Sometime around the middle of this decade no one is sure exactly when — executives on the go will begin carrying pocket-sized digital communicating devices. And although nobody is exactly sure what features these personal information gizmos will have, what they will cost, what they will look like or what they will be called, hundreds of computer industry officials and investors at the Mobile ’92 conference here last week agreed that the devices could become the foundation of the next great fortunes to be made in the personal computer business.

“We are writing Chapter 2 of the history of personal computers,” said Nobuo Mii, vice president and general manager of the International Business Machines Corporation’s entry systems division.

How rich is this lode? At one end of the spectrum is John Sculley, the chief executive of Apple Computer Inc., who says these personal communicators could be ‘the mother of all markets.’
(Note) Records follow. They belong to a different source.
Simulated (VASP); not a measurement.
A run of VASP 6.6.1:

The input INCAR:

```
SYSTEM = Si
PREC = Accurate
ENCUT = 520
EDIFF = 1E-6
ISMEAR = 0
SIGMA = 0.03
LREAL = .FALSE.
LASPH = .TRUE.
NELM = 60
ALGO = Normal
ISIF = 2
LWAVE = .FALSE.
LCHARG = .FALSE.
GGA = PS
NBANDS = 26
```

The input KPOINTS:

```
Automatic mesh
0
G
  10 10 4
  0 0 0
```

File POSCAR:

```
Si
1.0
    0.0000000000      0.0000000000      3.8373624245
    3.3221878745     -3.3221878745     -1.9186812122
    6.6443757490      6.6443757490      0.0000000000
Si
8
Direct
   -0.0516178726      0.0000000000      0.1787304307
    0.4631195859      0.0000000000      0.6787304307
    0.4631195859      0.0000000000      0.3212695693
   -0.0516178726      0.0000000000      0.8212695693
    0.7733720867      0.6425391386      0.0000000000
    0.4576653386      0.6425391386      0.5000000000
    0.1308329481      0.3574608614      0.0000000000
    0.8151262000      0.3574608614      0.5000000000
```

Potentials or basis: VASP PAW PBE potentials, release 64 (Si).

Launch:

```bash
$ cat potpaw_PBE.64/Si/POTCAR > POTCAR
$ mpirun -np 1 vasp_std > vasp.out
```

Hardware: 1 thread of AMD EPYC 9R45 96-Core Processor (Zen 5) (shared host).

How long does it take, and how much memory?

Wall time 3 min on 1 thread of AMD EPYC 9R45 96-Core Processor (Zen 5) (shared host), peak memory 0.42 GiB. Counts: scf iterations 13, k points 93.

At the other end is Andrew Grove, the chairman of the Intel Corporation, the huge chip maker based in Santa Clara, Calif. He says the idea of a wireless personal communicator in every pocket is “a pipe dream driven by greed.”

These devices are expected to combine the best features of personal computers, facsimile machines, computer networks, pagers, personal secretaries, appointment books, address books and even paperback books and pocket CD players — all in a hand-held box operated by pen, or even voice commands.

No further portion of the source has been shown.